Gaddafi’s fall unlikely to alarm Arab leaders

Brian Whitaker writes:

Just a few days before completing his 42nd year in power, Muammar Gaddafi appears to have become the third Arab dictator to fall in the past eight months.

Tunisian president Zine el Abidine Ben Ali was the first to go, hounded out of the country in January after 23 years in power. In February it was the turn of Hosni Mubarak, when a popular uprising by the Egyptian masses ended his 29-year rule.

In the wake of that, hopes of political change swept across the region as protests broke out in Yemen, Bahrain and Syria, plus others on a smaller scale in Morocco, Jordan, Algeria and Oman.

But then came a hiatus, prompting speculation that the Arab spring was running out of steam. The opposition in Bahrain was brutally crushed, the Yemeni youth movement was sidelined by tribal warlords and military chiefs jockeying for position, while protests in Syria brought deadly reprisals and failed to make much of a dent on the Ba’athist regime.

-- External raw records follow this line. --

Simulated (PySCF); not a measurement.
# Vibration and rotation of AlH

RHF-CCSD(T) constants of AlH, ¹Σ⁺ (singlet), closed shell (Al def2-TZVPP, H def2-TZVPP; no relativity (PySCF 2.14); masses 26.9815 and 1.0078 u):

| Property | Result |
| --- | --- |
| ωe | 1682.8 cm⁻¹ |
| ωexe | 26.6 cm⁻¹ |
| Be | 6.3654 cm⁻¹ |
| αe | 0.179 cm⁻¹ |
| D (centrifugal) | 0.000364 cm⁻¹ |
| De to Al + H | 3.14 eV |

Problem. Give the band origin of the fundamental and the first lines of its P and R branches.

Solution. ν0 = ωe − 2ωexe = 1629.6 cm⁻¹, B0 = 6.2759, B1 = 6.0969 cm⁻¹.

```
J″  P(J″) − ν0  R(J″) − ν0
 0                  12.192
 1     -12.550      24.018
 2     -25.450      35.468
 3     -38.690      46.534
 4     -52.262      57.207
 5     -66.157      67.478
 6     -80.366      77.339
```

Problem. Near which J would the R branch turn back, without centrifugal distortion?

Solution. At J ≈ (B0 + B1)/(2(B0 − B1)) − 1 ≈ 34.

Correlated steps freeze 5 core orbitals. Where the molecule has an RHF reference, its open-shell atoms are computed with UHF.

The question now is whether the events in Tripoli will change the picture once again. While they may prove inspirational to opposition activists across the region, the Libyans’ own achievements in battling against Gaddafi are also overshadowed by their dependence on Nato support.

As for Arab leaders, it is unlikely they will lose much sleep. In Syria, President Bashar al-Assad may reasonably conclude he is safe so long as Nato does not intervene and the Libyan experience has little relevance to Yemen where President Ali Abdullah Saleh, still recovering in Saudi Arabia after being injured in a bomb attack on his own palace last June, flatly refuses to resign.

Arab rulers in the Gulf are also unlikely to draw lessons from Gaddafi’s fall, viewing him as an ill-behaved and troublesome eccentric who insulted almost all of them at some point, and whose comeuppance is no less than he deserved.

In terms of Arab geopolitics, Libya – unlike Iraq or Egypt, for example – is one of the less important states, and perhaps even more inconsequential in the future without Gaddafi’s unpredictable antics to place it in the spotlight.

It is in north Africa, rather than the wider Middle East, that the effects of the Libyan revolution will mostly be felt. Together, Egypt, Libya and Tunisia form a contiguous bloc of post-revolutionary states, which ought to prompt some soul-searching further west, in Algeria and Morocco. Algeria’s government faced riots earlier this year and fended them off by spending money, a palliative that cannot work indefinitely.

In Morocco too, where King Mohammed recently introduced a mildly reformist constitution in response to demonstrations, events in Libya can be expected to maintain or increase the pressure for more comprehensive change.